With the onset of mass society following the First World War, authors and publishers across Europe experimented with both the content and visual design of children's books and particularly reading primers, spearheaded by the young Soviet avant-garde.18 Yet this hardly affected history manuals. First published in 1921, Mikhail Pokrovsky's Russian History in Its Briefest Outline, the first Soviet history textbook, went through fifteen editions until 1934, after which it was banned as heretical. Each new edition was more richly illustrated than the last, but the pictures belonged to traditional genres: historical paintings, drawings, or documents grouped together in rectangular ensembles separated by dozens of pages of uninterrupted text. (Conversely, the authors and illustrators of Soviet historical fiction for children were called upon to emancipate themselves from historical documents.19)

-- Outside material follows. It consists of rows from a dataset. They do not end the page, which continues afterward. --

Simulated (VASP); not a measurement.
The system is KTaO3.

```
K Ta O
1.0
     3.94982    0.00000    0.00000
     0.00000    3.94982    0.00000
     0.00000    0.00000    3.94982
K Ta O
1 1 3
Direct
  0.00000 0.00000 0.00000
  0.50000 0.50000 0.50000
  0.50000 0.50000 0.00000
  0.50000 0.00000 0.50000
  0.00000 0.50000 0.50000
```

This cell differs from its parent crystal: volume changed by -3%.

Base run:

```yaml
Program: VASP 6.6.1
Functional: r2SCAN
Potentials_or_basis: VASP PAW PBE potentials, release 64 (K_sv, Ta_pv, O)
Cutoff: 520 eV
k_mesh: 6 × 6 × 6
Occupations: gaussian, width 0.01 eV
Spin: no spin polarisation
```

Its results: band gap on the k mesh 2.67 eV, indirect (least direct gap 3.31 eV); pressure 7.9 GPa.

Even after visuals became fixtures of history textbooks, there were several reasons why authors might be reluctant to include them at all. All of these reservations remain relevant to present-day debates. First there was the concern that not all eras could be illustrated with images of equal quality and historical accuracy.20 Then there was historians’ traditional mistrust of images as accurate representations of historical events and as pedagogical devices. Wariness of hyper-visualism in history education mirrors longstanding apprehensions about an excessive reliance on visuals in the study of history, perhaps most famously expressed in Johan Huizinga's The Waning of the Middle Ages in 1919, itself a classic of visual history, and reactions to this book.21 If anything, this wariness only increased with rising technical sophistication: historians, textbook authors, and regulators were not easily duped by photography's claim to objectivity. In the 1920s, the Finnish history “curriculum stated that verbal presentation was preferred given the fact that there was no guarantee that the images were not merely a product of the illustrator's or photographer's imagination.”22
Beyond questions of accuracy, authenticity, and representation, some have also voiced concerns over visuality's effects on acquiring a cohesive historical understanding. In 1986, the Columbia University historian Jacques Barzun lamented that textbooks are “printed in a manner that encourages the habit of hop, skip, and jump: each double spread in quarto size is filled with pictures, maps, charts, and diagrams in four colors.…Picture and caption do all the work.”23 Whether or not one shares Barzun's concerns, there is clearly no going back to a more textually centered presentation. In our digital age, the entire design of history textbooks is now often determined by visual elements present on every page. It is important to note, however, that the intensity of this pictorial turn varies considerably from one country to another. In the former Soviet countries, going by Mischa Gabowitsch's quantitative study of chapters about the Second World War in this issue, history textbooks published in the second decade of the twenty-first century still feature less than one illustration per page on average.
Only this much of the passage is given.